A dark wood (allusion)
A dark wood is an allusion that describes our ignorance about the nature of a language. When the author worked on this book, he felt as if he was lost. There were “nothing more than a few trails blazed through dark-wood, mostly dead-ended.” It was “very dark indeed,” for it took him twenty years to finish the research. Though this work “established no more” than there was “such a wood,” the author did believe that it was “worthwhile.” The main reason of it was that it was inexplicably interesting to look at the language from “a different direction.”
A Martian (symbol)
A Martian is a symbol of a clear and unbiased vision, even naivety. Pope said, “the proper study of man is man.” Our main problem is that there are too many scientific branches that study different aspects of a human’s life, but there is none that would encompass all that knowledge. For instance, “ethologists and anthropologists” study “man’s culture and evolution.” “Linguists” study languages. Psychologists study “stimuli and responses.” Ethologists study those “drives and instincts man shares with other creatures.” Obviously, “only a Martian” can see man “as he is, because man is too close too himself and his vision too fragmented.”

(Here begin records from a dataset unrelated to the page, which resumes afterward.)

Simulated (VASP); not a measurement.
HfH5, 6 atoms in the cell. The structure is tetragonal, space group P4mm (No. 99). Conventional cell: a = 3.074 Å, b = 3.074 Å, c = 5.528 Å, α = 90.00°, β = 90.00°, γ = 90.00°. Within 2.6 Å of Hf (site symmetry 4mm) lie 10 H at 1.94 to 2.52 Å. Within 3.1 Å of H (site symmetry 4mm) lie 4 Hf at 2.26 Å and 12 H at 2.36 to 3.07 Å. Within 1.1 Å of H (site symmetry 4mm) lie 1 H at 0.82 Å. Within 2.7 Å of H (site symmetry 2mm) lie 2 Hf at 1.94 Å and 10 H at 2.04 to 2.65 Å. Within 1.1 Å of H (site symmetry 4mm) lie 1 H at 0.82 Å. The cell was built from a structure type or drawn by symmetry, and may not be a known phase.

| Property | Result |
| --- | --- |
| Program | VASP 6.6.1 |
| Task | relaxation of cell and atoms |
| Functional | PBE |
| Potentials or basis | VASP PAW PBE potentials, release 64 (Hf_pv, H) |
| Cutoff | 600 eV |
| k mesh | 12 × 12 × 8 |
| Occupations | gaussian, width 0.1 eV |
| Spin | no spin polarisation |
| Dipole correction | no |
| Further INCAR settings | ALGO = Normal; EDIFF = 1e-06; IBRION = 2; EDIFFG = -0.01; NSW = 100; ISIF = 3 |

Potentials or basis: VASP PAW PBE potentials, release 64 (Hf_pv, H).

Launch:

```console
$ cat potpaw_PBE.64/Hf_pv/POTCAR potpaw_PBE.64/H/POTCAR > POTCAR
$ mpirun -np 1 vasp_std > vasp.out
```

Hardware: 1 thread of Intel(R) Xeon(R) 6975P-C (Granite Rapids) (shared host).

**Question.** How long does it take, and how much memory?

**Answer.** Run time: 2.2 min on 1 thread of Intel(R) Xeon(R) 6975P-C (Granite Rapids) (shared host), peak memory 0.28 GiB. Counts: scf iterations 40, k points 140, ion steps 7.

Looking for answers (motif)
The author of the book has many questions, but the problem is that he can’t find the right answers. That is the reason why he decides to investigate two things: “man’s strange behavior” and “man’s strange gift of language,” for he believes that “understanding the latter” might help in “understanding the former.” It is an attempt “to sketch” the beginnings of “a theory of a man for a new age,” “the sort of crude guess a visitor from Mars might make” if he landed on earth and “spent a year observing man and the beasts.”